The US has not asked Britain to take part in airstrikes in Syria and it is “not something under discussion”, according to a Downing Street spokeswoman.
Barack Obama is gearing up for strikes on Islamic State militants in the country, according to reports, and is looking to recruit allies to help.
But Number 10 denied Britain had been asked to take part.
“There’s been no request for us to deliver airstrikes and this is not something under discussion at the moment,” said a spokeswoman.
“Our focus remains on supporting the Iraq government and Kurdish forces so that they can counter the threat posed by Isil, for example with the visit of our security envoy to Iraq this week and the provision of supplies to Kurdish forces.”
The Times reports that the US is looking at attacking the terror group with assistance from countries such as the UK, Australia and allied Gulf states.
It reports that a “scoping exercise” is under way to gauge support.
The issue is set to be high on the agenda when Nato members meet next week at Celtic Manor in south Wales for a two-day summit.
MPs last year voted against airstrikes against Syria’s President Assad, after Western powers accused him of using chemical weapons in the country’s civil war.
Any decision to join airstrikes against IS would be likely to face the same hurdle.

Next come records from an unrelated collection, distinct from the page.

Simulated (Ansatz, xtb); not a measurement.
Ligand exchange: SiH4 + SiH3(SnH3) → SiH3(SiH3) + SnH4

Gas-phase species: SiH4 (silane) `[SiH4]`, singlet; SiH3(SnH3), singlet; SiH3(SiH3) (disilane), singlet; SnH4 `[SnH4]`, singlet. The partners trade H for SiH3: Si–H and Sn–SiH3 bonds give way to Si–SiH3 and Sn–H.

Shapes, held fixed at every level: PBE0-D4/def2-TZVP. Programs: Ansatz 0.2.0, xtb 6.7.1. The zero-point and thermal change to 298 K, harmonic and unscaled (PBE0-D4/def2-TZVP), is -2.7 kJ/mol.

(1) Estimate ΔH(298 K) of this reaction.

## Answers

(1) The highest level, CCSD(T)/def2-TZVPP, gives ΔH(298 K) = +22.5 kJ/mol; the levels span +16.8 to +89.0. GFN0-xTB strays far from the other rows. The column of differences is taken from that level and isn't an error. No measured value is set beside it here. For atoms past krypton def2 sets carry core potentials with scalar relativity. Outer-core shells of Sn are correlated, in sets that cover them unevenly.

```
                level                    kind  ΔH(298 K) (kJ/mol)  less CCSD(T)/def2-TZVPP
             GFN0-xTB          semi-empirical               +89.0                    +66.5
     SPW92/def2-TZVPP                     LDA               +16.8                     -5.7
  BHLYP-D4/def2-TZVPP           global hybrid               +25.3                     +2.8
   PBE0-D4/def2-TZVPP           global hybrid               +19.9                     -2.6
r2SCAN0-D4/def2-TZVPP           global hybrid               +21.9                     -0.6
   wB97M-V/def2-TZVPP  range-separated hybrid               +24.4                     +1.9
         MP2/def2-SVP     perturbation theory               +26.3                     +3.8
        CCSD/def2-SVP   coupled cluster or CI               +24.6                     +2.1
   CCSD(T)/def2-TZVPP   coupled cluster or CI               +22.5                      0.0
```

The beheading of US journalist James Foley by the Islamic State has piled pressure on President Obama to take tougher action against the group.
American strikes on IS fighters continue in Iraq, with British planes helping with surveillance.
But the group remains strong in the east of Syria – one of the countries where it has set up a self-proclaimed caliphate.
Its advance has seen it seize large swathes of land in the region, reportedly massacring enemies and non-Muslims.